3.5 Inertial vs. Gravitational Mass

Learning Targets

• Understand the difference between inertial mass and gravitational mass.
• Learn how these masses influence motion and gravitational interaction.
• Explore experiments proving the equivalence of inertial and gravitational mass.

What Is Inertial Mass?

Inertial mass measures an object’s resistance to acceleration when a force is applied. It is described by Newton’s Second Law of Motion:

$$F = ma$$

Where:

• $F$ is the force applied (N),
• $m$ is the inertial mass (kg),
• $a$ is the acceleration (m/s²).

Key Insights

• Objects with greater inertial mass require more force to accelerate.
• For example, lifting a bowling ball requires more force than lifting a feather because the bowling ball has a larger inertial mass.

What Is Gravitational Mass?

Gravitational mass determines the strength of an object’s gravitational interaction with other objects. It is described by Newton’s Universal Law of Gravitation:

$$F_g = G \frac{m_1 m_2}{r^2}$$

Where:

• $F_g$ is the gravitational force (N),
• $G$ is the gravitational constant ($6.67 \times 10^{-11} \, \text{Nm}^2/\text{kg}^2$),
• $m_1$ and $m_2$ are the gravitational masses (kg),
• $r$ is the distance between the objects’ centers (m).

Key Insights

• Larger gravitational mass results in stronger gravitational attraction.
• For instance, the Earth’s larger gravitational mass creates a stronger pull on objects compared to a bowling ball.

Gravitational Mass vs. Inertial Mass

The value of inertial mass and gravitational mass is always the same for all objects. This equivalence is one of the most fundamental principles of physics and has been confirmed through various experiments.

Apollo 15 Experiment

Astronaut David Scott dropped a feather and a hammer on the Moon’s surface (where there’s no atmosphere) to demonstrate:

• Both objects hit the ground simultaneously, proving that gravitational and inertial masses are equivalent.
• In the absence of air resistance, all objects fall with the same acceleration due to gravity.

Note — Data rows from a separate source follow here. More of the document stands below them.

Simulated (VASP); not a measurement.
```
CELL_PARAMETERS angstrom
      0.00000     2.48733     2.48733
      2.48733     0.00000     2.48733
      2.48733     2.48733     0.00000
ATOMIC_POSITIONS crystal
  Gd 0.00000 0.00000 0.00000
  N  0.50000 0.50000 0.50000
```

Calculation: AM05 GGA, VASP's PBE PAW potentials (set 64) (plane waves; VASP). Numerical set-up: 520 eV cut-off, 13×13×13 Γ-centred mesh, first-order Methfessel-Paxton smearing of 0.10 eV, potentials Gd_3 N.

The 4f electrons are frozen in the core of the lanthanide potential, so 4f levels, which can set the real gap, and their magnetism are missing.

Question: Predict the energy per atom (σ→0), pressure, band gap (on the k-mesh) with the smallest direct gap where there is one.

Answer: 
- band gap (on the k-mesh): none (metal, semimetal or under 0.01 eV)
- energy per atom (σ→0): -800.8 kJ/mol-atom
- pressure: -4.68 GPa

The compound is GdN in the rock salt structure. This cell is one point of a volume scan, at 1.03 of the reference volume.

Acceleration Due to Gravity vs. Gravitational Force

• Acceleration Due to Gravity ($g$):
  Determined by the mass of the planet and the distance from its center:

  $$g = G \frac{M}{r^2}$$
  • Independent of the falling object’s mass.
  • Example: Near Earth’s surface, $g \approx 9.8 \, \text{m/s}^2$
    

• Gravitational Force ($F_g$):
  Depends on the masses of both objects and the distance between them:

  $$F_g = G \frac{m_1 m_2}{r^2}$$

Conservation of Mass

The equivalence of inertial and gravitational mass aligns with the Conservation of Mass, which states:

• The total amount of matter in a closed system remains constant, regardless of forces acting on it.

Key Takeaways

1. Inertial Mass: Measures resistance to acceleration ($F = ma$).
2. Gravitational Mass: Determines gravitational attraction strength ($F_g = G \frac{m_1 m_2}{r^2}$).
3. Equivalence Principle: Inertial and gravitational masses are equal, demonstrated by experiments like the Apollo 15 feather-drop test.
4. Acceleration Due to Gravity: Constant for all objects at a given distance from a planet, regardless of their mass.

Practice Problem

Question: A hammer and a feather are dropped in a vacuum. Which hits the ground first?

• a) Hammer
• b) Feather
• c) Both hit simultaneously
• d) Depends on their weights

Answer: c) Both hit simultaneously

Explanation: In a vacuum, gravitational acceleration is the same for all objects, regardless of mass.